Sharing our emotions openly with each other became essential. We learned to communicate with intention, without expecting the other person to read our minds. If I needed him to be with me, I asked. If one of us needed space, we voiced it. We reminded ourselves constantly that we were on the same team, walking the same journey. Grief has a way of making you feel isolated, of convincing you that you are a burden. Sometimes, I feared my husband felt that way about me. But speaking those fears aloud made them lose their power—they sounded small and unreasonable when spoken, not monumental and unmovable as they felt in my head. Don’t let your mind trap you in a cage of lies. You hold the key; you can step out.
The third loss came without even knowing I was pregnant. It ended before it really began. I felt hopeless, and a strange sense of shame settled over me. I questioned whether I even had the right to try again. Others reinforced those feelings—telling me secondary infertility wasn’t real, that because I had two children already, wanting more made me selfish.
The most important thing my husband and I did for our marriage was to let go of the opinions of others and remember that the choices we made moving forward were ours alone. It sounds simple, but in grief, it’s easy to lose yourself in negativity—believing you are the source of all the pain, that trying again is selfish. My husband reminded me who I really was. He loved me fiercely, prayed with me, and helped me see the lies I had started believing about myself. He carried me through the pain, the depression, and the anxiety that follow multiple miscarriages.

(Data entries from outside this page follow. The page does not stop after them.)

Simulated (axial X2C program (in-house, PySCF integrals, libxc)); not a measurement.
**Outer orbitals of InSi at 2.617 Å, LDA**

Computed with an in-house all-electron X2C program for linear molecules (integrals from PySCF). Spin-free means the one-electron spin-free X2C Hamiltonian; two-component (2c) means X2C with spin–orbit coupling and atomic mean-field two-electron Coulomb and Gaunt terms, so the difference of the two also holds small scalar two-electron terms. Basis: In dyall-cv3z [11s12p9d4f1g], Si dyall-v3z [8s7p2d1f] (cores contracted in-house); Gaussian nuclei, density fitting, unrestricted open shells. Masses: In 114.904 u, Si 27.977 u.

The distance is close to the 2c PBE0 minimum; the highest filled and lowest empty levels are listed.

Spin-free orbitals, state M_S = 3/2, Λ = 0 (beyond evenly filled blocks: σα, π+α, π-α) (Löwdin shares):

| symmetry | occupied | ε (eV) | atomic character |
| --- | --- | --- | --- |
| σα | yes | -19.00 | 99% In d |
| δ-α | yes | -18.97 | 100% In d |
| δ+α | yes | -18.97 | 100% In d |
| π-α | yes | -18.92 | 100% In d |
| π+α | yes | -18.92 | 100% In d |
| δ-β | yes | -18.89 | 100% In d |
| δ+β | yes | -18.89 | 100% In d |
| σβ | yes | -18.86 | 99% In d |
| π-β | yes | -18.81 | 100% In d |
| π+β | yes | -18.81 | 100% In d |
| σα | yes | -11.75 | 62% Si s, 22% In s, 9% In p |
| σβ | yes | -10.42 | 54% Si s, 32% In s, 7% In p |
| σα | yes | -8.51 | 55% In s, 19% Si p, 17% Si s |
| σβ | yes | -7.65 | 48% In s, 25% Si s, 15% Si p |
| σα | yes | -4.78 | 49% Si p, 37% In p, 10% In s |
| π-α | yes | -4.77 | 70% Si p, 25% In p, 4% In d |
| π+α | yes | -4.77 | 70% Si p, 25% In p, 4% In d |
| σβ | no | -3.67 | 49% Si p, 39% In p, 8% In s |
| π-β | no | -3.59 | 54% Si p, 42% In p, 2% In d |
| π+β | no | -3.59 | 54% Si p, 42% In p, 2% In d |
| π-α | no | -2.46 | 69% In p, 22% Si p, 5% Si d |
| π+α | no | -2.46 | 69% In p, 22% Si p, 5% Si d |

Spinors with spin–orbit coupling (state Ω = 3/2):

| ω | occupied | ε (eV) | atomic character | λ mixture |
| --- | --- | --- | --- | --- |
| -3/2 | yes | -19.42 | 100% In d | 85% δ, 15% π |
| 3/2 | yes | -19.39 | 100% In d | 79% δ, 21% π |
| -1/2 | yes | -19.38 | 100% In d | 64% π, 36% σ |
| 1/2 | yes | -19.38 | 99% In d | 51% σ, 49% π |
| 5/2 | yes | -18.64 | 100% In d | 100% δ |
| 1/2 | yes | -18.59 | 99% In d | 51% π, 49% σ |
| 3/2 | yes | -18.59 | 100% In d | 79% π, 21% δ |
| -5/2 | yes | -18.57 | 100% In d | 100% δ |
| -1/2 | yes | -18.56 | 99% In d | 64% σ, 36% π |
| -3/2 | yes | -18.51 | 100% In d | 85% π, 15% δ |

We talked—endlessly. We prayed—constantly. We sought counsel from mentors we trusted. We protected each other and put one another first. Our losses were not mine or his alone—they were ours together. We each had unique needs, unique emotions, but we walked the same path, hand in hand, toward healing.
If you are navigating the loss of a child, I encourage you to face this trial as one—side by side with your partner. Grieve together. Speak openly, pray openly, and lean on each other. Let your hearts remain connected through the pain, because love, even in the darkest seasons, has a way of making us whole again.